On The Trail At: Ross Lake National Recreation Area
This is glacier country - the North Cascades is the most heavily glaciated area in the continental United States. The current park glacier census stands at 318 with countless more snowfields that are fed by some of the heaviest snowfalls in the world, between 400 and 700 inches in an average year. The millions of North Cascades acres have been carved up among various federal agencies since 1968 but most of the region - 93% - has been designated as the Stephen Mather Wilderness Area, named after the first director of the National Park Service.

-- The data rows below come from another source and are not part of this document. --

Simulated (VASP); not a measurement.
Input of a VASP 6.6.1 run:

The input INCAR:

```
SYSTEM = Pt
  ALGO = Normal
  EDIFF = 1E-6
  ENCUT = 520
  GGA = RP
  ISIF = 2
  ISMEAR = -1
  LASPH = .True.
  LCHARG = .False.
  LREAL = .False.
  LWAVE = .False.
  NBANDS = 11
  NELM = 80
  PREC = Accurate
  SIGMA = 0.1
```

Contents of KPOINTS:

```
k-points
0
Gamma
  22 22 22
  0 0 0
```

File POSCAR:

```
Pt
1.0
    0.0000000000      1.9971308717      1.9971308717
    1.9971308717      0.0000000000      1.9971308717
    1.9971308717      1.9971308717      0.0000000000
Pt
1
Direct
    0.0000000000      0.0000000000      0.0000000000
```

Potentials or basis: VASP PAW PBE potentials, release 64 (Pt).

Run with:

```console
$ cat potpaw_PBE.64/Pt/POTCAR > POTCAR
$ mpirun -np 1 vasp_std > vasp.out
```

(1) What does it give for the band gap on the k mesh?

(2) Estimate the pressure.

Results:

Dog owners must approach the North Cascades like working a jigsaw puzzle. Dogs are banned from the North Cascades National Park North Unit and South Unit (except on the Pacific Crest National Scenic Trail) but are permitted in the Ross Lake National Recreation Area sandwiched between. Dogs are also allowed in the limited-access Lake Chelan National Recreation Area to the south. The only paved access road to the area is Washington State Route 20, the North Cascades Highway that, to the good fortune of canine hikers, runs across the dog-friendly Ross Lake National Recreation Area (NRA), splatterd with outings from long day hikes to overnight expeditions.

Quick leg stretchers introduce the natural and human history of the mountains at the Visitor Center in the Newhalem Area. The River Loop picks its way through alpine forests to a free-flowing section of the Skagit River. Diablo Lake, with its rich turquoise waters, is the central jewel of the Ross Lake NRA and several canine hiking opportunities exist here. The Diablo Lake Trail on the north shore is an out-and-back affair of nearly four miles with just a modest elevation gain. Thunder Creek, that feeds the lake with fine glacial sediment, is shadowed by a 38-mile trail but the first steps are an easy canine hike of less than a mile to a crossing suspension bridge. The popular Thunder Knob Trail crawls through dry forest terrain to views of Diablo Lake and surrounding peaks.

More long-distance outings are available upstream at Ross Lake, the largest of the three man-made reservoirs on the Skagit River. The East Bank Trail runs 17 non-strenuous miles along the shore of the lake. At Ross Dam a short walk of less than a mile leads down to the 540-foot tall dam and across the road the Happy Creek Forest Walk takes a short stroll through an ancient creekside forest.